Since his 18-year tenure as guitarist and music director of TV’s The Tonight Show Band ended in 2010, Philadelphia-born guitarist, composer Kevin Eubanks has been on a creative roll. On East West Time Line, Eubanks explores the chemistry he maintains with musicians on both coasts. And once again, his distinctive fingerstyle approach to the instrument is in the service of tunes that run the stylist gamut from urgent swingers to introspective ballads to Latin-tinged numbers and some get-down Philly funk.

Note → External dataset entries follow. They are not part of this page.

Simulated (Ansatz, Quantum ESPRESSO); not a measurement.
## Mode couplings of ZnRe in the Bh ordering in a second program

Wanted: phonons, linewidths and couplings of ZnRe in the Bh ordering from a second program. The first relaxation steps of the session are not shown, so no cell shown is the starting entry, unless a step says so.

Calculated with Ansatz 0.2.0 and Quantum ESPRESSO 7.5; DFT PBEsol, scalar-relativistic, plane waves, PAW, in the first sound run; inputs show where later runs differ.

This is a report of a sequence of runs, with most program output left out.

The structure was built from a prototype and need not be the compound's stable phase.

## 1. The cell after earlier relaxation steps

Joining Eubanks on this stellar outing are longtime collaborator and former Berklee College of Music schoolmate, drummer Marvin “Smitty” Smith, who fuels the West Coast outfit alongside seasoned session bassist Rene Camacho, percussionist Mino Cinelu and saxophonist Bill Pierce. Smith’s East Coast counterpart on this bi-coastal session is the irrepressibly swinging Jeff “Tain” Watts, a force of nature on the kit who combines with bassist Dave Holland, Philadelphia-based pianist Orrin Evans and New York trumpeter Nicholas Payton for a potent lineup. Together these great musicians bring out the best in Eubanks’ six-string prowess and ignite his searching instincts throughout the sessions in Los Angeles and New York.
“Of course, we all came up through New York,” says the Philly guitarist who broke in with Art Blakey & The Jazz Messengers during the early ‘80s. “But we also got the benefits of seeing the East Coast down and dirty and Hollywood down and dirty too. We combined both vibes on this recording–the kind of Latin vibe of Los Angeles and the straight up swinging vibe of New York.
The album kicks off with “Time Line,” an urgent swinger paced by Holland’s signature walking groove and Watts’ inimitable polyrhythmic burn. Eubanks digs in with fingers on strings in his trademark percussive attack, alternately doubling the baselines and dealing in Wes-style octaves on his solo. Payton also turns in a trumpet solo that bristles with energy and “Tain” is turned loose on the kit at the tag. “There’s something a little Philly about that groove. I mean, it’s a long way from when I was playing in the neighborhood bands but basically that’s a little Philly vibe in there.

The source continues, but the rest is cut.